PHILADELPHIA -- The Eagles are not considering releasing quarterback Michael Vick, who is in the spotlight again as police continue their investigation into a shooting that followed his birthday celebration in Virginia Beach last week, a high-ranking team source told ESPN Saturday.
The team, according to the source, will not take any action until Virginia Beach police and the NFL conclude their investigations.
The Eagles issued a statement Saturday afternoon saying "any report or speculation that suggests the Eagles are considering releasing Vick are not true. We will continue to gather information and monitor the situation and we will not have any further comment until that process is complete."
Earlier Saturday, The Associated Press had reported that a person familiar with the team's thinking said the Eagles were strongly considering releasing Vick.
The person told the AP that the team might cut Vick no matter what police conclude during their investigation. The person spoke to the AP early Saturday on condition of anonymity because of the sensitivity of the situation.

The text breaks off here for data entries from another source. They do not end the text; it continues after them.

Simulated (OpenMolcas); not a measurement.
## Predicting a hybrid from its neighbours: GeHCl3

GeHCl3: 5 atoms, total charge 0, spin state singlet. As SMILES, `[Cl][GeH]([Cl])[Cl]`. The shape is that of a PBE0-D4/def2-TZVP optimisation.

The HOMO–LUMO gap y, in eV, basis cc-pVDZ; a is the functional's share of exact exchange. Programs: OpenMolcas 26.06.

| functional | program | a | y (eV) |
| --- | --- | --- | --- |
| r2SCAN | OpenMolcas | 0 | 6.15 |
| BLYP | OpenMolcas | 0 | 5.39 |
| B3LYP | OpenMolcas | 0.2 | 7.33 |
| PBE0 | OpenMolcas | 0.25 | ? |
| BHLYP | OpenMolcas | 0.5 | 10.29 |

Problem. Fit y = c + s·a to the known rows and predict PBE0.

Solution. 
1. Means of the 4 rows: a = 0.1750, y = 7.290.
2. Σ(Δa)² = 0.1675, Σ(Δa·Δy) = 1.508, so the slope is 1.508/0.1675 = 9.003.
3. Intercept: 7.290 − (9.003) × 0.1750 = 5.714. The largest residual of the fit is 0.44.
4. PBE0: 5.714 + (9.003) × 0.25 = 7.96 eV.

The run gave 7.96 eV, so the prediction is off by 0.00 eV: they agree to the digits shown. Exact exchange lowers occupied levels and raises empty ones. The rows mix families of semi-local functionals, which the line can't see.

Two team sources told ESPN that the AP report was not true.
The latest controversy touching Vick involves Quanis Phillips, a co-defendant in Vick's dogfighting case with whom Vick is barred from associating. Phillips was shot outside a restaurant where Vick had been celebrating his birthday in the early morning hours of June 25.
Vick's lawyer, Larry Woodward, said Vick had left the restaurant long before the shooting. The quarterback, in a statement released Thursday, said he had nothing to do with the shooting. He also said he reported the incident to the Eagles and to the NFL, something confirmed in the Eagles' statement Saturday.
Vick is prohibited from associating with Phillips as a condition of his release on probation, which stemmed from a dogfighting conviction and resulting 18-month federal prison sentence.
Commissioner Roger Goodell told the former Atlanta Falcons star after reinstating him last season that his margin for error was "extremely limited."
Vick is entering his second season with the Eagles and is due to earn $5.2 million -- $2 million of which is guaranteed.
In addition, the team paid a $1.5 million bonus to Vick earlier this week, according to ESPN NFL Insider Chris Mortensen.
The Eagles were heavily criticized by animal rights activists and fans for signing Vick last summer, less than a month after he finished serving 18 months in federal prison for his role in a dogfighting operation.
Team owner Jeffrey Lurie called Vick's actions "horrific" and "despicable." He said he did serious "soul-searching" before agreeing to sign him.
Vick was a model citizen off the field and in the locker room during his first season with the Eagles. He was popular among his teammates, who voted him winner of the Ed Block Courage Award.
But this latest incident could end up costing Vick his job, even if he's exonerated of any wrongdoing.
Vick was expected to play a major role in Philadelphia's offense running the wildcat formation. Instead, he was used sparingly.
Vick completed 6 of 13 passes for 86 yards and one touchdown and ran for 95 yards and two scores. He tossed a 76-yard TD pass in a 34-14 loss to Dallas in the playoffs.
Information from The Associated Press was used in this report.